Science textbooks get failing grade
October 13, 1999
Web posted at: 1:58 p.m. EDT (1758 GMT)

Every single widely used middle school science textbook got a failing grade in an evaluation conducted by the nation's largest organization of scientists.
The evaluation, conducted by the American Association for the Advancement of Science, found that most textbooks cover too many topics and don't develop any of them well.
On top of that, the books are chock full of classroom activities that are either irrelevant to learning key science ideas or don't help students relate what they are doing to underlying ideas.
One textbook, for example, asked students to trace a diagram of energy flow in a plant in order to convey the concept of photosynthesis. "What does that mean?" asked Mary Koppal, a spokeswoman for the organization of scientists.
Two independent teams of middle school teachers, curriculum specialists and professors of science education conducted the evaluation. The teams rated how well textbooks for middle grades can help students learn a predetermined set of key ideas in earth sciences, life sciences and physical science.

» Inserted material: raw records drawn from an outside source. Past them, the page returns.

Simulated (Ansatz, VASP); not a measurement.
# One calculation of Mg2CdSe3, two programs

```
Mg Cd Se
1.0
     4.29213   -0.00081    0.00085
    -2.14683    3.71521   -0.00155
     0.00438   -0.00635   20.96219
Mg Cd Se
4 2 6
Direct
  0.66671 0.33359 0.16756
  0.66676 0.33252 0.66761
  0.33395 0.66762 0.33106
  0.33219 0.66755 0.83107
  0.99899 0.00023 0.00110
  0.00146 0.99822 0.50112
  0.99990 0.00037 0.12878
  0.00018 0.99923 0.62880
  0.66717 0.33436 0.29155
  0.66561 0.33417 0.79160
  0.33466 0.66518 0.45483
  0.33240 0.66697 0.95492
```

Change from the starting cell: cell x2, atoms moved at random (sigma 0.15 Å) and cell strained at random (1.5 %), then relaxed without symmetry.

"This study probed beyond the usual superficial alignment by topic heading," Jo Ellen Roseman, the study's leader, said in a statement. "Instead, it examined the text's quality of instruction aimed specifically at key ideas using criteria drawn from the best available research about how students learn."
While a competent and effective teacher is able to convey scientific concepts to students regardless of the textbook, the state of modern education demands more from the textbooks.
"The fact is the quality of the textbook is more and more important when we have teachers teaching out of their field," said Koppal.
"Because textbooks are the backbone of classroom instruction, we must demand improvement so that our students can acquire the knowledge and skills they will need for more advanced learning," George Nelson, director of the project that spurred the study, added in a statement.
The organization of scientists will send detailed reports of their evaluation to the creators of science textbooks and make the reports available to middle school teachers who use the textbooks so that they might be able to make up for the textbooks' shortcomings in their lesson plans.